The Budget Deal
Jude Wanniski
May 5, 1997


Despite all the huzzahs from the Republican leadership, as it stands the budget deal is really not very good. Even with the $225 billion “Surprise” the Congressional Budget Office came up with at the 11th hour to rescue the deal, there is a possibility the $33 billion that CBO says a 50% capgains exclusion will cost will not be covered. Yes, as it stands there will be a capgains cut of some sort, but the Clinton administration, through OMB Director Franklin Raines, already is saying it will have to be minimal. We’re talking smaller exclusion and long holding periods. It’s not that the White House will have any say in the matter, now that the deal has been struck. It is because the Republican leadership decided to allow all the “new money” the CBO came up with to reduce the deficit. This enabled the White House and Congressional Democrats to declare victory as they signed off on the deal. The most vociferous Republican opponent of the deal, Sen. Phil Gramm of Texas, would have preferred a breakdown in the talks by having the GOP insist on using the “new money” for tax cuts instead of discretionary spending increases. He’s right, of course, but as long as a politically crippled Newt Gingrich is Speaker, the House will not agree to a strategy that carries any risk. We have to accept the cards dealt here as the best we could expect at this point and hope for a better deal now that it is out of the hands of the Senate and House Budget committees and into the hands of the tax-writing committees. 

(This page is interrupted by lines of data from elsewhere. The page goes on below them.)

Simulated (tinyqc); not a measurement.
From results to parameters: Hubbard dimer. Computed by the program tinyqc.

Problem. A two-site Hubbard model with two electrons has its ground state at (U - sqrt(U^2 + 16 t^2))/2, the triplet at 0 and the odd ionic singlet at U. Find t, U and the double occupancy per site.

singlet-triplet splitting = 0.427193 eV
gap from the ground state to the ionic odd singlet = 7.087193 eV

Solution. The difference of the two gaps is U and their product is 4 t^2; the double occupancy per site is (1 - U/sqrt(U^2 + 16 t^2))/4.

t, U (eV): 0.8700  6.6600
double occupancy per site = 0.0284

The Wall Street Journal this morning praises CBO Director June O’Neill for having come up with this “miraculous” $225 billion, but that’s because the Journal promoted the inexperienced (and thus inept) Ms. O’Neill for the job and cannot now admit it goofed. All that really happened is that CBO was forced to admit its own revenue projections were seriously flawed, especially on business taxes. With the expansion underfoot, corporate tax revenues are flooding Treasury and no longer can be ignored by CBO’s staff of junior Herbert Hoovers. Of the $225 billion, about $118 billion was already being counted in the negotiations anyway and was not “new” at all. In the five-year scoring period, this really means CBO only provided $20 billion a year that had not been seen before. That’s what greased the deal. The GOP budgeteers couldn’t use any of the $20 billion for tax cuts, you see, because they still refuse to score tax cuts dynamically. Thus, by grabbing the $100 billion over five years, Chairmen Pete Domenici of Senate Budget and John Kasich of House Budget would have had to explain the soaring costs of the tax cuts in the out years, beyond the year 2002. Under static scoring, a 50% exclusion on capital gains costs only $33 billion in the first five years, because of temporary unlocking effects, but loses enormous amounts thereafter. 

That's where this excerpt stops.